Nearly 3,000 flags are placed at Alumni Park along Pacific Coast Highway and Malibu Canyon Road - one for each victim.

MALIBU, Calif. (KABC) -- As many reflect on the 24th anniversary of 9/11, one of the most moving displays in Southern California is Pepperdine University's "Waves of Flags."
Every year, the school honors the lives of those lost in the September 11, 2001, attacks.
Nearly 3,000 flags are placed at Alumni Park along Pacific Coast Highway and Malibu Canyon Road - one for each victim, including a national flag for each foreign country that lost a citizen in the attack.
More than 300 volunteers raised flags over the weekend. The tradition began in 2008 and hopes to educate young students who weren't alive during the attacks.

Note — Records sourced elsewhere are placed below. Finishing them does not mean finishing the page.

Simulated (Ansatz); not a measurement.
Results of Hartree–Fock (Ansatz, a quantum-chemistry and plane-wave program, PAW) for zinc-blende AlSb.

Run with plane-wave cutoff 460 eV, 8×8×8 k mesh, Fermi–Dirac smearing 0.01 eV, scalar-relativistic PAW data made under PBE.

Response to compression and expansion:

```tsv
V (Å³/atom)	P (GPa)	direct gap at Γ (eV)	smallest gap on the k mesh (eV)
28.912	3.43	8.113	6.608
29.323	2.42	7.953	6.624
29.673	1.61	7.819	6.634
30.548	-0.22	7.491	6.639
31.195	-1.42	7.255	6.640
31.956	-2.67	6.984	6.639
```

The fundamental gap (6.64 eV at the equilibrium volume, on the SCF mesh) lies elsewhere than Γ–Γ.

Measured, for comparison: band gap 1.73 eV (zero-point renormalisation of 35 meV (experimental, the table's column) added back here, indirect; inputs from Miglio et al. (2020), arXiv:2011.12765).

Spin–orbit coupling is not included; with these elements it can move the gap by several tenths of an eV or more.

"When we put up these flags, these feelings come back and they continue to deepen," said Pepperdine Senior Vice Chancellor Hung Le. "Especially when I walk through this display, and I pause and realize that each flag is one life, a life that was lost. An empty seat at a table, a family that continues to hurt, a community that continues to remember, a nation that continues to heal, and a world that's been transformed."
John Bossler was at the South Tower during the attacks and spoke during Thursday's memorial event. He said it's something that will live in his memory forever.
"There was a lot of commotion," he recalled. "As we walked out, there was a lot of glass and debris falling."
"We saw things you're never going to forget," he added.
The keynote speaker was actor Dennis Quaid, a passionate supporter of veterans and first responders. He recently portrayed President Ronald Reagan in the 2024 biopic "Reagan."
"Those men and women who are running in when everybody else is running out ... they're America's finest and America's bravest," he said. "They carried the torch that must be kept burning by each new generation."
Thursday's event concluded with a flyover featuring four World War II vintage planes.
You can visit the flag display through September 26.